Vols Trailing Field in 2004 QB Derby

Alex Mortensen

As Tennessee's search for a topnotch signal caller to follow in the footsteps of Casey Clausen, who followed Tee Martin, who followed Peyton Manning, who followed Heath Shuler, winds its way into year two, the Vols are reexamining their options.

The aforementioned UT greats were all rated among the nation's top five prospects at their position while Shuler and Manning were generally regarded as the No. 1 QB prospects in their respective classes of 1991 and 1994. Despite a stockpile of outstanding offensive talent at running back, receiver and the O-line, plus a golden opportunity to start as a true freshman, Tennessee has yet to convince a premier prospect to hop aboard the Big Orange Express.

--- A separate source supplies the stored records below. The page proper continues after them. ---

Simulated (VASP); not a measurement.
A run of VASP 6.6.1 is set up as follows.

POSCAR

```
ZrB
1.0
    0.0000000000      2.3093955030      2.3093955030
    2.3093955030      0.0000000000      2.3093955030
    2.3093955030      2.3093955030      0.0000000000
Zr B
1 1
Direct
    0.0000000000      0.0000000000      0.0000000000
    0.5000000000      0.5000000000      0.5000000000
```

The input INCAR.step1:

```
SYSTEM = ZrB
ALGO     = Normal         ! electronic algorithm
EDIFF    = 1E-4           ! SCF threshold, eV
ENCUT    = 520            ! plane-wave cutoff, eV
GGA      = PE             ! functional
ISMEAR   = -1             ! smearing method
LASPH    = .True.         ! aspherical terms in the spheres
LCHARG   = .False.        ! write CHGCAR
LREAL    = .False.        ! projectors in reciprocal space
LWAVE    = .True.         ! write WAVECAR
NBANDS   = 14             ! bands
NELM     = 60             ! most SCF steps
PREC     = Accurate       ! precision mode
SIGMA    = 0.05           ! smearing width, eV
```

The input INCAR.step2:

Anthony Morelli, rated the nation's No. 3 quarterback by The Insiders, still has Tennessee on his list but has indicated he will commit to Pittsburgh. Fellow Keystone State prodigy No. 4 Chad Henne turned down UT for Michigan. No. 6 Drew Weatherford decided to stay home and play for Florida State after briefly considering the Vols. No. 7 Bobby Reid is committed to Oklahoma State and No. 8 Xavier Lee appears poised to challenge Weatherford for the job at FSU. No. 10 Cornelius Ingram is looking at UT along with five other schools. No. 12 Chase Patton of Columbia, Mo. and No. 13 Brian Brohm of Louisville are the two names most often mentioned as Clausen's heir apparent, but both prospects are seriously weighing offers from hometown schools and neither appears in a hurry to make a decision. No. 14 Nick Patton of Winfield, Kan., still lists Tennessee as one of his five finalists, but so are Kansas and Kansas State. He's also looking at Iowa, Missouri and Michigan State all of which are closer to his home than Knoxville.

An intriguing prospect who is gaining stature is No. 30 Alex Mortensen of Landmark Christian High School in Fairburn, Ga. At 6-2, 191, with 4.68 speed Mortensen has adequate size and good mobility. Moreover, he's a heady player and a very accurate passer. The son of ESPN's NFL analyst Chris Mortensen, Alex has an excellent grasp of the game and he posted some impressive numbers as a junior — connecting on 151 of 241 pass attempts for 2,270 yards and 25 touchdowns against just six interceptions as Landmark posted an 11-1 record.

"There are a lot of things that make a quarterback successful," Mortensen said. "Decision making, reads, coverages, vision to see the field, accuracy and so forth. I think I do these things pretty well. There isn't a throw I can't make. I just turned 17 and I am still growing and developing."

A standout student, Mortensen carries a 3.95 GPA and has a long list of schools he's considering including Arkansas, N.C. State, Arizona State, Auburn, Hawaii, Illinois, Louisville, LSU, Mississippi, North Carolina and Tennessee.

"Alex's goal is to make a decision before his season opener (Aug. 29)," said Chris, "but he's not going to make a bad decision."

The problem for Alex is that he currently has offers from just two of his favorites. And according to the latest available information, Tennessee is not one of those schools.

The next most viable high school QB prospect for the Vols is Smyrna's David Wolke who checks in at No. 37 with The Insiders, but is rated higher by other recruiting services. Tennessee has yet to offer Wolke and may be waiting for a disposition on Brohm, Ingram and the Pattons before extending one. Wolke does have offers from Michigan, Mississippi, Nebraska and Syracuse and may not be available if UT does come calling.

Any other high school quarterbacks being mentioned with Tennessee are non ranked players and are more likely to be signed for other positions if the Vols were to offer.

Unless Tennessee can land an impact passer, it's highly doubtful they will sign two high school quarterback prospects since they already have freshman Bo Hardegree in development along with junior transfer Rick Clausen. C.J. Leak will be a senior next year, but he offers little in the way of game experience. James Banks is making great strides at receiver, but appears the most viable candidate to start at quarterback next fall in the absence of a premier signee.

UT's coaching staff is also evaluating the Junior College ranks for quarterback prospects with the idea of signing a mid-term graduate who can participate in spring practice and help stabilize the position next fall. To fully appreciate just how unusual Tennessee's situation is, consider that the Vols haven't signed a JC QB since Steve Alatorre in 1980. A two-year starter, Alatorre bridged the gap for the Vols between Jimmy Streater and Alan Cockrell.

At this point, the Vols aren't pushing the panic button over the lack of a top caliber signal caller, but they are pushing the envelop.